A costly misstep?

You have to be *#$?% kidding me! That’s likely the reaction most law students in Ontario had when in February they got their invoices for the Law Society of Upper Canada’s licensing process.

You have to be *#$?% kidding me!

That’s likely the reaction most law students in Ontario had when in February they got their invoices for the Law Society of Upper Canada’s licensing process.
There was sticker shock from having to pay almost $4,800 to get called to the bar in Ontario. Let’s back up a few years and get a little bit of a history lesson here.

In 2006, the LSUC jettisoned the Bar Admission Course (which cost $4,400 at the time) and instituted the new process that cost about $2,600. Here are few reasons given for the change: the BAC was too expensive, it was too long, students had to move to one of three centres in order to take it. So the eight or so exams following substantive law classes taught by lawyers who actually practised in the field was replaced with a five-week skills and responsibilities program with assignments and assessments, and two licensing exams. Both included the 10-month articling requirement.

So apparently the new system has not really worked. While most of the discussion about licensing has centred around the problems of finding those elusive articling positions, the new Law Practice Program seems also to be built on the idea that students are coming out of law school wholly unprepared to actually practise law.

While you will find some people who thought the BAC was a bit of a time waster, you’re more likely to talk to lawyers who went through it and find they actually learned a lot about the realities of law practice by being taught, say real estate, by a lawyer (who volunteered his or her time) with hands-on experience. The BAC may not have been perfect but it was better than what came afterwards.

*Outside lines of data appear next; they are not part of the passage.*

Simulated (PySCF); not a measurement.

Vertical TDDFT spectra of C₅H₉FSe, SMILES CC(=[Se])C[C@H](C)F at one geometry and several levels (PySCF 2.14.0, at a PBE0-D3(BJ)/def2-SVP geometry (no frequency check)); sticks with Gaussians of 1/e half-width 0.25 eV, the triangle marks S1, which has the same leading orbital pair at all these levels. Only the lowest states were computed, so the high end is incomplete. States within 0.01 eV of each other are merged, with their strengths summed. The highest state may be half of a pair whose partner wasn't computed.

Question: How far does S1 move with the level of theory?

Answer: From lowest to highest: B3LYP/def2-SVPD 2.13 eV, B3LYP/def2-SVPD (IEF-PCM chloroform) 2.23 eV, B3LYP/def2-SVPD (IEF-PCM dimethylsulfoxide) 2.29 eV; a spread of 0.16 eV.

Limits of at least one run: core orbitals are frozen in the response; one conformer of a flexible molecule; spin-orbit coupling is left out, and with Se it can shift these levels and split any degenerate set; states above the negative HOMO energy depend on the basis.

Now the LPP is taking it to another level. While it may be being sold as a solution to the articling crisis, it’s not going to fix the problem with the licensing process. The LSUC actually had a pretty good thing going with the BAC and it could easily have built on that experience and bolted on a four-month work experience portion to provide now what seems almost like another full year of law school under the LPP. Or the law society should make all the law schools include a training portion in their curriculum as is the case with Lakehead’s new program.

The LPP is only a pilot program but looking at it pre-launch, it doesn’t seem like it’s much of a step forward. And the high cost to all students, and the fairly likely scenario of creating two tiers of new lawyers could make it a costly misstep.